8

Could someone explain this behavior to me? I ran the following query on Postgres 9.3 running natively on OS X. I was trying to simulate some behavior where the index size could grow much larger than the table size, and instead found something even more bizarre.

CREATE TABLE test(id int);
CREATE INDEX test_idx ON test(id);

CREATE FUNCTION test_index(batch_size integer, total_batches integer) RETURNS void AS $$
DECLARE
  current_id integer := 1;
BEGIN
FOR i IN 1..total_batches LOOP
  INSERT INTO test VALUES (current_id);
  FOR j IN 1..batch_size LOOP
    UPDATE test SET id = current_id + 1 WHERE id = current_id;
    current_id := current_id + 1;
  END LOOP;
END LOOP;
END;
$$ LANGUAGE plpgsql;

SELECT test_index(500, 10000);

I let this run for about an hour on my local machine, before I started getting disk issue warnings from OS X. I noticed that Postgres was sucking up about 10MB/s from my local disk, and that the Postgres database was consuming a grand total of 30GB from my machine. I ended up cancelling the query. Regardless, Postgres did not return the disk space to me and I queried the database for usage statistics with the following result:

test=# SELECT nspname || '.' || relname AS "relation",
    pg_size_pretty(pg_relation_size(C.oid)) AS "size"
  FROM pg_class C
  LEFT JOIN pg_namespace N ON (N.oid = C.relnamespace)
  WHERE nspname NOT IN ('pg_catalog', 'information_schema')
  ORDER BY pg_relation_size(C.oid) DESC
  LIMIT 20;

           relation            |    size
-------------------------------+------------
 public.test                   | 17 GB
 public.test_idx               | 14 GB

However, selecting from the table yielded no results.

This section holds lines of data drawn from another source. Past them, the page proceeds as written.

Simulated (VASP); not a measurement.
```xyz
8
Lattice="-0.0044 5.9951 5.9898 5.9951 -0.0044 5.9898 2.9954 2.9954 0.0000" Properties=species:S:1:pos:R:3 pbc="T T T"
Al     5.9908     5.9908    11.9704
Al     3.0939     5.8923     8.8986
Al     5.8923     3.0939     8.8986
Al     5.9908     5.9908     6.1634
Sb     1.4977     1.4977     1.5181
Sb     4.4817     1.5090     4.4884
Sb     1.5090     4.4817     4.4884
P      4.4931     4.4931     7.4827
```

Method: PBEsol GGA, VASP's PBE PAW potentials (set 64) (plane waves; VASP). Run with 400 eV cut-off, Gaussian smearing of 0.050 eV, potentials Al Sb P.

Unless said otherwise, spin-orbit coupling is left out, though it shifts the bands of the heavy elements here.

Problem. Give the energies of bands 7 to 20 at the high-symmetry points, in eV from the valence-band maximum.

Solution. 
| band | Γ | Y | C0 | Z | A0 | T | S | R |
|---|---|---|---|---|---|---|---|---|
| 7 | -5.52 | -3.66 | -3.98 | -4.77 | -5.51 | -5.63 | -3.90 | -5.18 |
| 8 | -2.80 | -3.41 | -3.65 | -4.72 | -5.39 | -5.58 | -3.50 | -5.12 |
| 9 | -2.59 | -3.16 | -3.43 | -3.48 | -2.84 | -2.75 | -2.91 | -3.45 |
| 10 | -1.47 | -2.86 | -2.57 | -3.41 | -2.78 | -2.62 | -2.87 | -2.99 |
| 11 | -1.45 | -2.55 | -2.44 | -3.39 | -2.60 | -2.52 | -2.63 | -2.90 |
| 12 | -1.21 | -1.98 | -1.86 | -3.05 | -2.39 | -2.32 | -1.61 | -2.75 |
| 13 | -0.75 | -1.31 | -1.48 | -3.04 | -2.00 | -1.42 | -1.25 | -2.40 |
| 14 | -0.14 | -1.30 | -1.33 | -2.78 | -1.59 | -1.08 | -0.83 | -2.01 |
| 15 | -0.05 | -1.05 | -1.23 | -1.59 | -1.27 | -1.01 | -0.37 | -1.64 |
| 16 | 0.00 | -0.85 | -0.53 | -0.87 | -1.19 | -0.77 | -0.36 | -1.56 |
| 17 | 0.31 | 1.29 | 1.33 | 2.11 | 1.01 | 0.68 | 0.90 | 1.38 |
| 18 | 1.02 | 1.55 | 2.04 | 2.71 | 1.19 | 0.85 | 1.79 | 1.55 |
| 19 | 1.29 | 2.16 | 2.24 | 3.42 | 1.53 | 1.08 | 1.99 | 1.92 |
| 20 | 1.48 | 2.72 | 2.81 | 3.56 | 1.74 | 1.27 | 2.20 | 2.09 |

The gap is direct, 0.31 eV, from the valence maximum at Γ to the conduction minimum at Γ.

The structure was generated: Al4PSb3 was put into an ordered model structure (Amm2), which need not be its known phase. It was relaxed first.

test=# select * from test limit 1;
 id
----
(0 rows)

Running 10000 batches of 500 is 5,000,000 rows, which should yield a pretty small table/index size (on the scale of MB). I suspect that Postgres is creating a new version of the table/index for each INSERT/UPDATE that's happening with function, but this seems strange. The entire function is run transactionally, and the table was empty to start.

Any thoughts on why I'm seeing this behavior?

Specifically, the two questions I have are: why has this space not yet been reclaimed by the database and the second is why did the database require this much space in the first place? 30GB seems like a lot even when accounting for MVCC

6
+150

Short version

Your algorithm looks O(n*m) on first glance, but effectively grows O(n * m^2), because all rows have the same ID. Instead of 5M rows, you are getting >1.25G rows

Long version

Your function is inside an implicit transaction. That's why you see no data after cancelling your query, and also why it needs to maintain distinct versions of the updated/inserted tuples for both loops.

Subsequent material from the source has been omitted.